Startups and disruptors (yes, Google) seek to rethink voice calling.
Andy Jagoe is zigging while the rest of the mobile world zags. Let everyone else chase the next hot iPhone app. He’s betting the next big thing is a twist on the same old thing: making calls.
He may be right. Jagoe, CEO and co-founder of startup 3jam, is one of several Silicon Valley dreamers who thinks he can reinvent the phone call. And really, let’s admit it’s in need of some Internet-style innovation. We’re in 2009, for crying out loud. Why isn’t call forwarding as easy as e-mail forwarding? Why don’t your voicemails live in a nifty little online inbox?
Remember web 2.0? It’s time for phone 2.0.
And it’s arriving. The most prominent example is Google’s (GOOG) Google Voice, an invitation-only service that offers a free Internet telephone number that forwards calls wherever its owner chooses and delivers features like visual voicemail, call screening and transcription.
Mountain View-based Ditech Networks (DITC) has a similar invitation-only offering called toktok. San Francisco-based 3jam, which is open to the public and starts at $5 per month, adds tricks like convenient group text messaging.
Voice apps are coming
Not everyone is a fan. Apple (AAPL) caused a stir last month when it barred Google Voice software from the iPhone App Store, saying it duplicates features the handset already provides. But Jagoe thinks the services will prevail eventually. “It’s going to be hard,” he says, “to prevent this kind of functionality from appearing on a phone.”

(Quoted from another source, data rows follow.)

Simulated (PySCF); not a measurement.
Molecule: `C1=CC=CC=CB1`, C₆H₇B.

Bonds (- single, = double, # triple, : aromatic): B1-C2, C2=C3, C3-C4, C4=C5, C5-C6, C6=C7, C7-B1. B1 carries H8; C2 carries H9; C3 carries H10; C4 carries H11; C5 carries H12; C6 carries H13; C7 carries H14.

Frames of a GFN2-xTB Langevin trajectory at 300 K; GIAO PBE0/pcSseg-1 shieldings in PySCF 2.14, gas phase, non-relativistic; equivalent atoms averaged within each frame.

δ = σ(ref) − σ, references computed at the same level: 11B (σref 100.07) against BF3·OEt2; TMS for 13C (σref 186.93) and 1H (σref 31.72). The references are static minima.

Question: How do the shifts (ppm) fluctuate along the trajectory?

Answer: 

Indeed, people who use these services swear by them, and in Silicon Valley these days it’s a growing cohort. (At a mobile technology panel this month at Microsoft’s (MSFT) Mountain View campus, Google Voice users outnumbered Amazon (AMZN) Kindle users five to one.) The reason is simple: phone 2.0 is liberating phone calls the same way webmail liberated e-mail a decade ago. Now you can keep your phone number, your call history and your voicemails no matter how many times you move, change jobs or switch carriers.
Over a burger at a San Francisco lunch spot, Jagoe explains why this revolution in phone calls is happening now. First, it recently became more affordable for startups like 3jam to forward calls to landlines. Second, Neustar (NSR), a company that enables text messaging, this year gave Internet-based phone numbers a boost by allowing them to send and receive text messages. And third, mobile consumers increasingly crave better options for managing their conversations and staying productive.
Of course, even if the masses are ready for a phone call revolution, there’s no guarantee they’ll buy it from 3jam. If Google Voice opens up its free service to the general public soon, it will get a lot tougher for Jagoe to sell monthly plans. And then there’s the threat from the phone giants: Glenn Lurie, president of Emerging Devices at AT&T (T), tells Fortune that he’s keeping an eye on Internet-based voice services. Clearly carriers would prefer to be the ones selling those kinds of features.
Regardless, Jagoe has a couple of things going for him. 3jam recently finalized a deal with Peek, maker of the eponymous e-mail device, where 3jam will offer phone numbers to Peek users. With those numbers, users soon will be able to more reliably send texts as well as e-mails, and even get voicemail transcripts.
Perhaps more important, Jagoe is running a lean operation, having recently cut 3jam’s full-time payroll from 25 people to 5. He says the company is on track to be cash flow positive by the end of the year, which should help him to avoid the fate of VoIP peers like Yoomba and Jangl that burned through cash before they could figure out a long-term business model.
In the end, the business part has to work. Even in the phone 2.0 world, if you can’t pay the bills, you get disconnected.